Dr. Kevin G. TeBeest, associate professor of Applied Mathematics
Ph.D. Mechanical Engineering, University of Nebraska-Lincoln, with expertise in computational mathematics, differential equations and thermo-fluids.
After 15 years at Kettering, TeBeest finds Kettering students tend to be more innovative than their peers at other universities. He credits their co-op employment experience which allows them to work with experienced engineers and other scientists during college. "They also understand that their education here is not the end, but is the means to an end, and will lead them to a more fulfilling career and broader life-long opportunities," TeBeest says.
He was attracted to Kettering because he knew his education and experience in both mathematics and engineering would be valued by the Kettering faculty and students. TeBeest says that when his math students discover that he also has a degree in engineering they seem to appreciate him more as their mathematics teacher, and that makes it easier for him to relate to them.
TeBeest finds it thrilling to have opportunities to relate mathematics to engineering and the sciences. One of his favorite sayings, attributed to Galileo, is "The language of nature is mathematics."
According to TeBeest, at Kettering students have a foundation that their peers at other universities will lack: an excellent education complemented with valuable co-op employment experience, which gives them a distinct competitive advantage. But he cautions that it is important to remember being at Kettering is a privilege that is continually earned by maintaining good grades and that studies come first. "You will have a co-op job because you attend Kettering and maintain good grades; you do not attend Kettering because you have a co-op job," he says.

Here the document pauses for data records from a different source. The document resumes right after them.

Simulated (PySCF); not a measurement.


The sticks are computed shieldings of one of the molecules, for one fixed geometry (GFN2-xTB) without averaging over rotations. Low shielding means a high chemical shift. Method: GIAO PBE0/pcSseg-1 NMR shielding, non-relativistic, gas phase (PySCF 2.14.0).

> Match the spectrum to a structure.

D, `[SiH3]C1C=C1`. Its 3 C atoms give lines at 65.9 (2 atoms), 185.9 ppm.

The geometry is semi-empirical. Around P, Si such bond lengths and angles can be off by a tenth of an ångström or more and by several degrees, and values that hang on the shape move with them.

Hidden talents: Complementing his professional interests is Dr. TeBeest's life-long interest in meteorology. Besides studying meteorology in his spare time, he also owns his own automated personal weather station that records the current weather conditions and uploads the data to national weather organizations and to his own personal web site, which also contains radar images, weather maps, forecasts, and various other features. His greatest joy, however, is spending time with his wife and children. Together they enjoy biking and also touring and photographing Michigan lighthouses.